LOGAN SQUARE — Logan Square, prepare to be destroyed.
Musician and guitar pedal-maker John Wator has introduced his newest creation — the Logan Square Destroyer.
The 34-year-old native Chicagoan and Logan Square resident has been shredding for a decade with glam metal band The Last Vegas. But about a year ago he turned his passion for guitars into a profitable business making original, hand-built guitar pedals under his business Daredevil Pedals.
It started — as many great projects do — out of necessity.
"Cool stuff is really expensive, so I was like, well maybe I can just learn to do that for fun, and then I was really good at it, so I got just kind of obsessed," Wator said.

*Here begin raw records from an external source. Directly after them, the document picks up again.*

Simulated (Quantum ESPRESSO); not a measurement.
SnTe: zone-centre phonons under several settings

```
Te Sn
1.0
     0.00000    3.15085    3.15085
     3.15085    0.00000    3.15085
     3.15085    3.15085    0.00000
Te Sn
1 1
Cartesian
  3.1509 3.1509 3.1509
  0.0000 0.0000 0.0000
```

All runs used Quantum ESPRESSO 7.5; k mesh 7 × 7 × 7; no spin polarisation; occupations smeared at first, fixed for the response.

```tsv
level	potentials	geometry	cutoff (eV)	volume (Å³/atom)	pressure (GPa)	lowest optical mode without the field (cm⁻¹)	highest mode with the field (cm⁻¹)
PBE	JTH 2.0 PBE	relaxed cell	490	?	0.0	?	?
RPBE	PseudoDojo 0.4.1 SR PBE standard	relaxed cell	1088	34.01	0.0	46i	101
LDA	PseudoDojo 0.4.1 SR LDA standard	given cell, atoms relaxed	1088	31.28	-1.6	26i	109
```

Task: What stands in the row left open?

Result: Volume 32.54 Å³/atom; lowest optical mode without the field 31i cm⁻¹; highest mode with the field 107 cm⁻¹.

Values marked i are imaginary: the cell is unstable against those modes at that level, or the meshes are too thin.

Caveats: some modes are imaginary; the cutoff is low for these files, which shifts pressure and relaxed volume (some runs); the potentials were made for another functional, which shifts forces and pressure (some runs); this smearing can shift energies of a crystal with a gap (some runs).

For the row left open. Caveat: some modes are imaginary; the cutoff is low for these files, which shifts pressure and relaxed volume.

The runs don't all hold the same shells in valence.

He started out with DIY pedal kits, which offer a more affordable option for guitarists willing to tinker around with circuit boards and solder wires, but soon enough he was building from scratch.
With the addition of the Logan Square Destroyer, his line of pedals is up to seven.
"It's cool to be creative in a different way, instead of just writing songs," he said of his newfound vocation.
Most of his pedals offer a variation of the fuzz effect, and the Logan Square Destroyer is no different.
The pedal creates "a perfect blend of raw '60s-type fuzz and heavy modern doom," according to his website, so it's no accident that the pedal's acronym is LSD.
"I've always been a big fan of kind of psychedelic doom kind of metal, so that was definitely kind of a subtle reference," he said. "I'm definitely geared to that kind of music."
As an homage to the neighborhood itself, the pedal features an eagle resembling the one atop the Illinois Centennial Monument in Logan Square.
"I live in Logan Square, so it was just kind of an idea I had to have the statue eagle on it and stuff," he said.
Wator delivered six freshly minted Logan Square Destroyers to the Chicago Music Exchange in Lakeview, where they went on sale Thursday.
Joel Bauman of the Chicago Music Exchange said he's been a fan of Wator's pedals from the get-go.
"His stuff is awesome," he said. "We'd never heard of [his pedals], obviously, until he walked in the door with a bunch of pedals. I played them, and I thought they were just awesome."
Hand-built or "boutique" pedals like Wator's are often $200 or $300, Bauman notes, so at $120 retail, they are much more affordable.
"So we jumped on it immediately because it's cool stuff," Bauman said.
Wator's pedals can also be purchased online at the Chicago Music Exchange website, or directly from the Daredevil Pedals website, in addition to a few stores on the East Coast and in St. Louis.